A persistent identifier is useful on its own: an ORCID iD reliably points to a researcher, a DOI to an output, a ROR identifier to an organisation, a RAiD to a research project or activity. But the real power of persistent identifiers is not in any single one of them — it is in the connections between them. When the identifier for a person is linked to the identifiers for their outputs, and those to the identifier for the project that produced them, and that to the identifier for the funding organisation behind it, something new emerges: a navigable web of relationships, a PID graph, that lets the research landscape be traversed as a connected whole rather than queried as a heap of separate records. This article explains the PID graph and why it depends on open metadata, drawing on the persistent-identifiers domain of the CASRAI Dictionary.
From individual identifiers to a graph
Each persistent identifier solves a problem of ambiguity. ORCID disambiguates researchers, following them across name changes and institutions. ROR disambiguates organisations, giving each a single identifier despite its many name variants. DOIs give outputs — articles, datasets, software — stable, citable identity. RAiD identifies the project or activity itself, the container within which work happens over time. Individually each is valuable, but each identifier also carries metadata describing its relationships: an output’s metadata can record its authors’ ORCID iDs, their organisations’ ROR identifiers and the project’s RAiD. When these relationship statements are gathered across the whole system, the separate identifiers knit together into a graph — nodes for people, organisations, outputs and projects, joined by edges that say authored, affiliated with, part of, funded by. The graph is the system of identifiers seen as a connected structure rather than a set of isolated points.

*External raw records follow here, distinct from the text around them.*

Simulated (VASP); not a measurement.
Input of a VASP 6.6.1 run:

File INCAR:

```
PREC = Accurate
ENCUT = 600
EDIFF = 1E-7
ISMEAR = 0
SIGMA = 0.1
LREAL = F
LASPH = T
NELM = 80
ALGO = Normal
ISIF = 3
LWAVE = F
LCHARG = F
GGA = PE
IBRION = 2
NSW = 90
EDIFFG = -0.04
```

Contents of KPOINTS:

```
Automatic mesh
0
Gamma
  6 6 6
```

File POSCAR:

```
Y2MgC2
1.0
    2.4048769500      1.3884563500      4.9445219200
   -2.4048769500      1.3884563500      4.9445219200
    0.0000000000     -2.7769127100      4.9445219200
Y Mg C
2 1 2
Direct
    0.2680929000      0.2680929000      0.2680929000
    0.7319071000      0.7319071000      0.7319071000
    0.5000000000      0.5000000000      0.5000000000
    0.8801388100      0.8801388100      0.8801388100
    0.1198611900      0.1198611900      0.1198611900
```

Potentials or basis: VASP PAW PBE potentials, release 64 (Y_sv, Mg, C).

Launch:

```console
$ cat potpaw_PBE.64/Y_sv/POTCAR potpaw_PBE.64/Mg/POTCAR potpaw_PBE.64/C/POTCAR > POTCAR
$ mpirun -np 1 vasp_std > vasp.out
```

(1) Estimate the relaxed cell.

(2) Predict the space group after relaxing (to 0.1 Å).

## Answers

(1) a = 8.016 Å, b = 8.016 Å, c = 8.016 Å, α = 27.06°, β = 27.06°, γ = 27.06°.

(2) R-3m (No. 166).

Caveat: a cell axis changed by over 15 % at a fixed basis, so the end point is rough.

What the FREYA project established
The concept of the PID graph was developed and matured substantially through the European FREYA project, in which DataCite and partners advanced the infrastructure and thinking behind connecting persistent identifiers. FREYA articulated the PID graph as an explicit idea: that the relationships recorded in PID metadata constitute a graph that can be built, queried and traversed, unlocking capabilities no single registry can offer alone. Its lasting contribution was to show that persistent identifiers are not merely labels but the nodes of a knowledge graph waiting to be connected, and that the metadata linking them is the substance from which the graph is made.
What a PID graph makes possible
A connected graph of identifiers enables things that disconnected registries cannot:
- Following the threads of a career or project. From a researcher’s ORCID iD one can reach their outputs, their affiliations and the projects they worked on, assembling a complete picture automatically rather than by hand.
- Answering “what came from this funding?” By following links from a funder or project to its outputs, the graph answers the question funders most want answered, without each grant holder reporting everything manually.
- Reducing reporting burden. Because relationships are recorded once in open metadata, systems can reuse them instead of asking researchers to re-enter the same information.
- Building new services. Discovery tools, analytics and national research-information systems can be built on top of the graph rather than reconstructing the same connections independently.
Why open metadata is the foundation
The single most important condition for a useful PID graph is that the connecting metadata be open. The graph is built from the relationship statements carried in identifier metadata, and those statements are only useful for building a shared, navigable graph if they are openly available for anyone to harvest, link and reuse. This is why the open-metadata commitments of organisations such as Crossref and DataCite — the principal DOI registration agencies for scholarly outputs and research data respectively — matter so much. When the metadata describing outputs, their authors, affiliations and funding is open, the relationships within it can be assembled into a graph by anyone. When metadata is closed or paywalled, the connections are locked away, and the graph that could have been built from them cannot be. Open metadata is not a nicety here; it is the raw material of the graph, and the degree of openness directly determines how complete the graph can be.
Open infrastructure and POSI
A research knowledge graph that the whole community depends on must rest on infrastructure the community can trust to remain open and stable. This is the concern of the Principles of Open Scholarly Infrastructure (POSI), which set out commitments around governance, sustainability and insurance that help ensure shared infrastructure serves the community over the long term rather than being captured or quietly enclosed. Several of the key identifier organisations have engaged with POSI precisely because the value of the PID graph depends on its constituent registries remaining open, governed in the community interest and durable. A graph built on infrastructure that might close, paywall its metadata or disappear is a fragile foundation; POSI articulates what it takes for that foundation to be trustworthy. The openness of the metadata and of the infrastructure that holds it are two aspects of the same requirement.
A consistent vocabulary for the graph
For identifiers and their relationships to connect across the many systems that hold them, the relationship types and the entities they join must mean the same thing everywhere — what it means to be an author, an affiliation or a part of a project. That consistency is what the CASRAI Dictionary works towards: a shared vocabulary so that the metadata forming the graph’s edges is understood identically wherever it originated. The contributions recorded in that metadata can be described with the CRediT taxonomy, adding who did what to the connections between people and the outputs they produced; to see how the major identifiers relate, our comparison material sets them side by side. Persistent identifiers solve ambiguity one entity at a time; the PID graph turns those solved ambiguities into a connected map of research, and open metadata is what keeps that map whole.